Hasegawa 1/48 P-38J Lightning


JT 162




See Review


Michael Wolf


Verlinden update set used`


In February of 1937, the US Army Air Corps asked the American aircraft industry to submit designs for an experimental pursuit (fighter) having what was described as "the tactical mission of interception and attack of hostile aircraft at high altitude." The specifications called for a minimum airspeed of 360 mph (579 km/h) at altitude and the ability to climb to 20,000 feet (6,096 m) within only six minutes. The problem with that was that, at the time, no single engine existed which could provide such performance. At least 1,600 hp would be required and the only power plant available was the Allison V-1710-C8, not yet tested to even 1,000 hp.

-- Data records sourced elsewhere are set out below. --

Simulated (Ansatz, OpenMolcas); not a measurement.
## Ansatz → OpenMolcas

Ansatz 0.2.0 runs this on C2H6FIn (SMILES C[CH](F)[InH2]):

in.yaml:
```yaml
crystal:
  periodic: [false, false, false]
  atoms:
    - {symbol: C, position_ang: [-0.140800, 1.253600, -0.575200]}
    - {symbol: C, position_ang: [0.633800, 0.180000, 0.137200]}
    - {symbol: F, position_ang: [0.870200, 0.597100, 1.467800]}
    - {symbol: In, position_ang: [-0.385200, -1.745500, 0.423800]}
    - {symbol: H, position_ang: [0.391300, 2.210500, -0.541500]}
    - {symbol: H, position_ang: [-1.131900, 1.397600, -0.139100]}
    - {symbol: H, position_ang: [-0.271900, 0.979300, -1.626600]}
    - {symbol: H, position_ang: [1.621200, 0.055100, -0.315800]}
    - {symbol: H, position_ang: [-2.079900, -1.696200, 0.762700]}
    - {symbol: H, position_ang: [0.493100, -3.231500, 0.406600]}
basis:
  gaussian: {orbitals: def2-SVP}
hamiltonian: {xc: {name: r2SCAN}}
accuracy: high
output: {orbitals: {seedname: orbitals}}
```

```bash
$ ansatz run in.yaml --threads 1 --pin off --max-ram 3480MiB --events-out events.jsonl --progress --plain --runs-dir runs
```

Lockheed’s solution to the specifications was to build a pursuit aircraft around two of the Allison engines. Several possible layouts were proposed, with a twin-boomed design finally winning out. Under the supervision of (the now legendary) Kelly Johnson, the Model 22 (later, the XP-38) was in competition with Bell Aircraft’s radical XP-39. The twin-engine design incorporated large propeller discs to take advantage of the horsepower generated and the large wingspan provided better high altitude performance. When the P-38, now christened the "Lightning" entered production, it was 17 months before a scale model of the airframe was submitted for wind tunnel testing. This testing confirmed reports that, at certain airspeeds (Mach .67), the airflow over the wing approached supersonic, leaving the aircraft uncontrollable. The solution was the addition of dive brakes underneath the outboard wing panels. But this was not incorporated until the last 210 of the P-38J models were built, and all of the subsequent marks.

Once again, I found myself in the position of building a model for someone else, this time a former associate, whom I knew had a passion for the P-38. When I made the promise, I knew that I was going to want to build him the best P-38 that I could, with as much "bells and whistles" that I could add. In lieu of ordering a kit off the Internet, I stopped in the "local" hobby shop (more than 90 miles from my domicile) and found the Hasegawa kit. Actually, there were two, the "D-Day Invader" and "Satan’s Angels". I also ordered the Verlinden Update Set.


The kit is molded in the now familiar light gray plastic with finely recessed panel lines. As memory serves, the sprues were all individually bagged. The clear parts were thin and quite clear. At first glance, the engineering of the kit looked exemplary with enough detail and "fiddly bits" to build a respectable model out of the box. Test fitting of the major components showed that there "should" be a minimum of filling. That word is quoted for a reason, to be explained below.

The Verlinden Update Set consists of a sheet of etched brass and a large number of resin pieces for an exposed Allison engine, one half of the gun bay and a replacement cockpit. The instructions are generic Verlinden. They show what parts go where, but not exactly enough to prevent some major FUBARs … more on that later as well.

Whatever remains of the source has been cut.